Approval granted for BP Alligin oil development in North Sea

As reported by BBC News on the 22nd October 2018: LINK

Energy giant BP has been granted approval for a North Sea development which it is hoped will produce 20 million barrels of oil.

The Alligin field is part of the Greater Schiehallion area off the west of Shetland.

Approval has been granted by the Oil and Gas Authority (OGA). It is expected to come on stream in 2020.

BP said Alligin would see “stranded reserves” being accessed using existing infrastructure.

The energy firm had announced the development of Alligin, as well as Vorlich field in the central North Sea, in April.

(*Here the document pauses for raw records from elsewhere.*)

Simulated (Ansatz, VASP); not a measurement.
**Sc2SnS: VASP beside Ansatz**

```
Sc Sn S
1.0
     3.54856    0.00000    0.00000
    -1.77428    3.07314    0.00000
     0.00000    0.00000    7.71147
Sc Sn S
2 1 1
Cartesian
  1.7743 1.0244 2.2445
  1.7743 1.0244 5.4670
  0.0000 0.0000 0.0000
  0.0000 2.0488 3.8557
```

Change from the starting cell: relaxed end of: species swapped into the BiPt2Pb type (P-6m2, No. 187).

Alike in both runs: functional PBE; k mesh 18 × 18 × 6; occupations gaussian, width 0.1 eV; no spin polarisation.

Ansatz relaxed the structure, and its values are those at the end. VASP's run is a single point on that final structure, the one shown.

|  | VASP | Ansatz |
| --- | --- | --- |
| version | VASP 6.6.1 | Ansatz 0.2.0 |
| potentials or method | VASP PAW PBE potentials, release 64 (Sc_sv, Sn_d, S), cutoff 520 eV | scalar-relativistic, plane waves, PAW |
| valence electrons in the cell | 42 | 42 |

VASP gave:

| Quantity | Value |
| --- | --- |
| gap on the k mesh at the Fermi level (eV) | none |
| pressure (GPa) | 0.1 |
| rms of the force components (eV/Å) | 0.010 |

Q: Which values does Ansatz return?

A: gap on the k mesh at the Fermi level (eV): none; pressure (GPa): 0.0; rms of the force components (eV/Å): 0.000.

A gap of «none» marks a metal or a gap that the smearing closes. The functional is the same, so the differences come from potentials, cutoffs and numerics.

BP North Sea regional president Ariel Flores said: “Six months later we have achieved regulatory approval. Always maintaining our focus on safety, we are modernising and transforming how we work in the North Sea to fully realise the potential of our portfolio.”

‘Fresh life’

Mike Tholen, upstream policy director for Oil and Gas UK, said nine new field developments had been approved in 2018 – the same number as in the previous three years combined.

Zennor Petroleum has also received field development plan approval for its plans in the Finlaggan field in the central North Sea.

“As the year draws to a close we are seeing an improved landscape for the sector after one of the most testing and prolonged downturns in its history,” said Mr Tholen.

“It’s why industry, governments and the regulator must remain focused on strengthening the competitive investment conditions which are breathing fresh life into the basin and providing new business for the supply chain.”

However, Friends of the Earth Scotland director Dr Richard Dixon said it was a “reckless decision” which was “incompatible with efforts to tackle climate change.

“This oil needs to stay under the seabed.”

Gina Hanrahan, head of policy at WWF Scotland, said it was “galling” to see North Sea oil production increase.

“We need to see a just transition that enables us to harness the engineering skills currently deployed in the North Sea and apply them to supporting a range of cleaner forms of energy production,” she added.